Notes on a Scandal has been in release long enough, and won enough awards, for me to avoid doing a full-court press review. But I finally saw it (at the Arclight, not via one of the screeners that are ubiquitous at this time of year) and just want to say: Wow.
Judi Dench, uglied up as a repressed busybody-and-then-some of a teacher at a comprehensive (what we would call a public school) in Islington, northish London, is terrifyingly good. She's a totally self-delusional creature. Cate Blanchett, as an upper-middle-class Bohemienne art teacher, demonstrates again her essential bravery as an actress, throwing herself into a part in which she not-so-sympathetically has an affair with a 15 year-old who is younger than her teenaged daughter.

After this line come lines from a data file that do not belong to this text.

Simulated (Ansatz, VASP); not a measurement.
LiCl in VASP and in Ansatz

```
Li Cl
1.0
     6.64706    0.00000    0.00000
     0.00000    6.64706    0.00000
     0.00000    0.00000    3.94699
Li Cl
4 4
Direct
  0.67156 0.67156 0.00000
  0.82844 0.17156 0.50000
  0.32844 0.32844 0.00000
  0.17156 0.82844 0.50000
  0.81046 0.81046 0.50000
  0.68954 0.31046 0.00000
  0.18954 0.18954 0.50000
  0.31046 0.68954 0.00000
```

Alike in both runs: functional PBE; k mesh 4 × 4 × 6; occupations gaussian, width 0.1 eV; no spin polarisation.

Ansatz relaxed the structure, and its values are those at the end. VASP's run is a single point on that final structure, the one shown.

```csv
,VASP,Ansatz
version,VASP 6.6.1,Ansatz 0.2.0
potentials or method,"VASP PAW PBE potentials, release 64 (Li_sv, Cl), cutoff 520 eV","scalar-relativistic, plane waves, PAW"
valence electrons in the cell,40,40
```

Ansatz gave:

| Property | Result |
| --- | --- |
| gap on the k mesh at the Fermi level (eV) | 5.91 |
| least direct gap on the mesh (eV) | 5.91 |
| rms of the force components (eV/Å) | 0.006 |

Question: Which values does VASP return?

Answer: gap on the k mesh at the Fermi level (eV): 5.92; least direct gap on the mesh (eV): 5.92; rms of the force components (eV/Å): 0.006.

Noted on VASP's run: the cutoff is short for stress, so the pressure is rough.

A big chunk of the subtext here is class: Judi Dench's Barbara is clearly a petite bourgeoise who has worked her way up to her basement flat and longtime teaching position. She's resistant, as one would imagine, to the airy charms of Blanchett's character, Sheba, but at the same time attracted by her upper-middle-class trappings: a row house, and a vacation home in the Dordogne (and the different way Blanchett and Dench pronounce that tricky French word is a key to their class differences). Dench envies Blanchett's entitlements, and in a way wants to prove to Blanchett how unnecessary they are to her; the tough life that Dench has set out for herself is much better. Class envy, repressed lust: Notes on a Scandal has it all.
What it also has is a very impressive Philip Glass score that at times overwhelms the action on screen. Glass' music is relentless and, as it tells a story all by itself, the score has trouble standing aside to let the tale unfold through visuals. Much as I like Glass' work, I'm not sure it functions fabulously here.